The Graf Goetzen is a separate area in the Restaurant Schnürboden. You will find a selection of meals and beverages from the menu of the Restaurant Schnürboden.
How a passenger steamer from Papenburg had its film career in Africa: The world still seemed to be alright in 1914. The economy was booming. The Kaiser’s daughter was getting married and many German citizens were on their way to seek their fortunes in the African colonies.
Life in Papenburg also appeared to be going along normally. On the Meyer Werft , a new contract from the Federal Foreign Office had been received. The new construction, to be named the „Graf Goetzen“, was to be for passenger traffic on Lake Tanganyika. For years, the Meyer Werft had earned a reputation for building low draught ships, specifically developed for the shallow African rivers.

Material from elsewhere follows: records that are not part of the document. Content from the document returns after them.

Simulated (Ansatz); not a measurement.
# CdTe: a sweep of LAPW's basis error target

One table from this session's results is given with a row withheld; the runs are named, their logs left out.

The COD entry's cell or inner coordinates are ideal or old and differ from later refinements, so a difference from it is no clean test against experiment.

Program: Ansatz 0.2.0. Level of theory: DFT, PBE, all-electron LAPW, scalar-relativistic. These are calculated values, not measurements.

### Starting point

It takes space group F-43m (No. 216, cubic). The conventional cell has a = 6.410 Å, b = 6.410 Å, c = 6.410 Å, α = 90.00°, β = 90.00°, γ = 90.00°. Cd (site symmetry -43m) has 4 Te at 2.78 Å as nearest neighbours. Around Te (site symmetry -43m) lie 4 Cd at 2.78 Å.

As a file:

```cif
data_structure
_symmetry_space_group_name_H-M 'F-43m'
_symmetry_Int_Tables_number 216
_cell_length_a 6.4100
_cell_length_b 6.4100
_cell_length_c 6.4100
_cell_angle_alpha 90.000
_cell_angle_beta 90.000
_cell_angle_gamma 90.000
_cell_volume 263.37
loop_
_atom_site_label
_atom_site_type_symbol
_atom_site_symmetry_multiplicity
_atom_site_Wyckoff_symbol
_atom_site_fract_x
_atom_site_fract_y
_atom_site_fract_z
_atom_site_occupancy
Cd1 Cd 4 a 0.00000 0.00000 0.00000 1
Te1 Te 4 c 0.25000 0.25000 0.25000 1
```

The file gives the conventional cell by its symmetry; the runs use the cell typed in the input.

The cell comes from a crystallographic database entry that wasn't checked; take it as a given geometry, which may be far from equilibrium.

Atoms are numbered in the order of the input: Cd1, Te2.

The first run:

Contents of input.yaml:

In order to transport the „Graf Goetzen“ to Africa, the ship first had to be assembled in Papenburg for a test run, then dismantled again into individual parts, packed into watertight crates and shipped to Africa. From Daressalam, the route continued overland to Lake Tanganyika. Several workers and overseers from the Meyer Werft took part in the same journey to assemble the ship on site. They achieved what seemed virtually impossible: in spite of adverse conditions and circumstances, the men under master builder Rüther managed to reassemble the ship.
The First World War broke out and in 1917 the English troops drew near. To prevent the „Graf Goetzen“ from falling into their hands, the Papenburg group scuttled the ship – but first, they carefully greased all the machinery. This is how the „Graf Goetzen“ remained undamaged. After the war, the ship was retrieved and returned to service under the name “Liemba”.
The ship gained its fame in 1951: along with Katherine Hepburn and Humphrey Bogart, the ship has a star role in the film “African Queen”. The steamer plays the part of the gunboat “Luisa”, which – like all evil things – must sink in the end. But only in the movies. Today, everyone knows the “Liemba” on Lake Tanganyika, because these days, the former „Graf Goetzen“ still makes its rounds, every day.